Friday, November 21, 2008

The Lemming Theory of History

I think that conspiracy theory, in the sense of world events being secretly controlled by small groups of people, is similar in principle to the old-fashioned ‘great man’ view of history, which Tolstoy attempted to discredit in his novel War and Peace. According to this theory, history is largely shaped by great men like Napoleon: “highly influential individuals who, due to either their personal charisma, intelligence and wisdom or Machiavellianism, used power in a way that had a decisive historical impact.”

Tolstoy’s most effective presentation of his case was in describing the nature of battles, of which he had first hand experience. What we might learn in a history book is Napoleon’s brilliant victory at such-and-such a battle, brought about by the orders he gave. What Tolstoy points out in detail is the huge disparity between the orders that were given, and the course of events on the ground. The outcome of the battle, in other words, had nothing to do with the orders given by the ‘great man’. The victorious Russian general Kutuzov in War and Peace goes to sleep in his tent during a battle, having the wisdom to know that any orders he gives won’t make any difference.

It’s not that ‘great men’, or small powerful groups of people, do not make a difference. They can, if they seize the moment. But it is soon gone in the wider current of forces that shape society. In the last analysis, I think it is this wider current, the collective will of society, that has the most power.

Barack Obama may make a difference to America. But he is in the position he is in because there is a collective longing for certain types of change that he has been able to respond to and articulate. There have always been leaders and influential groups of people. Sometimes they are able to rise above the collective and shape it, for better or for worse, at least for a while. But they are like temporary islands in an ocean.
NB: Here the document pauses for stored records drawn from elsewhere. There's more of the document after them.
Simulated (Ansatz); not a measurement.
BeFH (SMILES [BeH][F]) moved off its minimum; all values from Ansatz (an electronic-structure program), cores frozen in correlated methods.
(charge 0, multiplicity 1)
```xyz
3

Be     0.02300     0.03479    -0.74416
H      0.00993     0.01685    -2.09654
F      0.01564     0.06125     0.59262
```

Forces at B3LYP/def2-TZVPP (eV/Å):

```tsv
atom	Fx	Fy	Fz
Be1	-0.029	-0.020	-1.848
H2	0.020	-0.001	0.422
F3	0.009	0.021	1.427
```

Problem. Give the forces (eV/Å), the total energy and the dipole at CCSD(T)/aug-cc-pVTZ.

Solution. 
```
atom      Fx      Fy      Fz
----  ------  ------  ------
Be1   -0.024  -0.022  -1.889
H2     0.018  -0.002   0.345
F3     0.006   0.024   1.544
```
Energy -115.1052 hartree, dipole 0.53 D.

The ongoing world financial crisis, and plunge into recession, is a good example of the unconscious collective having the upper hand. A huge force has swept through the world, and gone are our usual illusions that anyone is in control. The notion that somehow a few people engineered this is risible. It has been a wonderful and instructive example of the ultimate power of blind collective forces. These forces haven’t come out of nowhere. They have been building for years through the reckless, herd-like actions of the banking system, the politicians who are supposed to regulate it, and the millions of people who have borrowed far more than they should have. It’s very hard to point a finger at particular groups of people and blame them. It’s human nature at a collective level that has brought it about.

Hence my title ‘The Lemming Theory of History’, which remarkably doesn’t produce any results on Google. The lemmings go over the cliff because all the other lemmings are, and they are being pushed on from behind. Even if you have been financially prudent over the last decade, you are still having to go over the cliff, you are still being affected by the recession.

So individuals, or even, if you want, secret conspiring groups can make a difference for a period, even for decades, while the currents are with them. But the bigger trends are fundamentally collectively determined.

This view ties in with society seen as a chart in mundane astrology. Yes, the inner planets are there: there is the Sun as the leader, the Moon as the people, Mars is the army and the violent gangsters, Venus is the women, Jupiter the gamblers and empire builders and so on. But then you have the outer planets, Uranus, Neptune and Pluto. We know from our own individual lives that we cannot control these planets when they are active, we can only do our best to co-operate and to remain conscious. These planets carry the deeper themes of our lives, as well as ushering in the new phases, the big transformations. Living with outer planets can be hard enough for us as individuals, with our capacity to make choices. So how much harder it is for a collective, where choice-making and consciousness are much more problematic, to live consciously with these planets.

It is therefore entirely in keeping with the astrological view of the outer planets to see society as fundamentally, and largely unconsciously, in the grip of collective forces, with the odd moment of inner planet consciousness here and there. The Lemming Theory of History! Yes there are great men and women, and yes there are conspiracies/cabals, but they are small fry in the bigger sweep of things.

With Uranus moving in to square Pluto over the next few years, we are at the beginning of one of those great collective transformations that we see from time to time. The last was Uranus conjunct Neptune in the early 90s. Despite his best efforts, the leader of the USSR at the time, Gorbachev, was completely powerless in the face of the collective forces that tore apart the Russian Empire, with a speed and ferocity that surprised everyone. These moments when outer planets join up and completely take over do not come from nowhere: they are like underground rivers meeting and bursting through to the surface, sweeping through towns and villages. They were there all the time, quietly growing in strength and carrying the collective with them, which in its hubris thinks it controls events.

By the way, what keeps me on these sort of themes is living in Glastonbury, UK. For many people here, it is a common sense fact that any major world event has been deliberately and secretly engineered. They are not clear about who or what or how. But that’s not the point. The point, I think, is to avoid engagement with reality, while retaining a sense of superiority to it.